PJC releases financial services inquiry report
The Parliamentary Joint Committee (Committee) on Corporations and Financial Services or the Ripoll Committee as it is popularly known, released its
report (Report) on its inquiry into financial products and services in Australia (Inquiry) on 23 November 2009.
The Report sets out 11 specific recommendations which are discussed below. In broad terms, the recommendations relate to:
- raising standards of advice;
- making disclosure more effective;
- removing conflicted remuneration practices; ensuring better transparency, competency and accountability through the licensing system;
- reforming lending practices;
- limiting access to complex and/or risky investment products; and
- introducing a last resort statutory compensation scheme for investors.
The proposed changes will predominantly impact financial product issuers and distributors and financial advisers.
The most high profile issues raised in the Inquiry were:
- A ban on commissions for financial advisers.
The Committee recommended that government consult with and support industry in developing the most appropriate mechanism by which to cease payments from product manufacturers to financial advisers without coming up with suggestions as to how this could be done (see Recommendation 4 below for further information).
- The creation of separate licensing categories to distinguish between advisers operating in a sales capacity or those offering ‘independent’ advice.
The Committee does not support creating separate licensing categories on the basis that it would create an added layer of complexity to the licensing system, would require an extensive public education campaign, and would potentially be confusing. The Committee is of the view that bringing additional professionalism and transparency to the industry can be achieved more effectively through alternative recommendations contained in the Report.
- Prudential regulation
The Committee has not supported calls for greater prudential regulation of AFS licensees through capital adequacy rules. However, the Committee has suggested that agribusiness MIS licensees be required to demonstrate they have sufficient working capital to meet current obligations. (see Recommendation 7 below for further information).

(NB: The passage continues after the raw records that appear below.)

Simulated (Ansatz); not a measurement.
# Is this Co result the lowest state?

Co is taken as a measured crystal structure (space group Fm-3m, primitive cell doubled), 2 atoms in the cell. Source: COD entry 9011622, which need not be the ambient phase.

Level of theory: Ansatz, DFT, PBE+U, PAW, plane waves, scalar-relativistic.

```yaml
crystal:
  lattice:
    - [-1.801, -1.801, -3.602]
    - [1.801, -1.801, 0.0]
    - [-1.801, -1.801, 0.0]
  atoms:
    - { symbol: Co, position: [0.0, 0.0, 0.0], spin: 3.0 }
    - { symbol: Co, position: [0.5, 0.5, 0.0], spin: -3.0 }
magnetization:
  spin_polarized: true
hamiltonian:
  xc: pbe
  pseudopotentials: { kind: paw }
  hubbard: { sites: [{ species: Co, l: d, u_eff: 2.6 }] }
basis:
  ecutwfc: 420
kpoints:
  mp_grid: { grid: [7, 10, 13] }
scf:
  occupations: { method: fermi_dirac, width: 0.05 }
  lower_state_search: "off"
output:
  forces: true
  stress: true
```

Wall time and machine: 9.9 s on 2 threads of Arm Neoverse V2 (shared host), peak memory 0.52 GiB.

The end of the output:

Recommendation 1: The Corporations Act be amended to explicitly include a fiduciary duty for financial advisers operating under an AFSL, requiring them to place their clients’ interests ahead of their own.
It is arguable that such a duty already exists at common law (a position adopted by the Trustee Corporations Association of Australia at the Inquiry). However, the Committee seems to have adopted ASIC’s submission that an additional legislative requirement to put the interests of clients first where there is a conflict would lead to a higher quality of advice and the emergence of a professional advice industry.
The Committee is of the view that:
- there is no reason why advisers should not be required to meet this professional standard
- there is no justification for the current arrangement whereby advisers can provide advice not in their clients’ best interests, yet comply with section 945A of the Corporations Act and
- a legislative fiduciary duty would address this deficiency.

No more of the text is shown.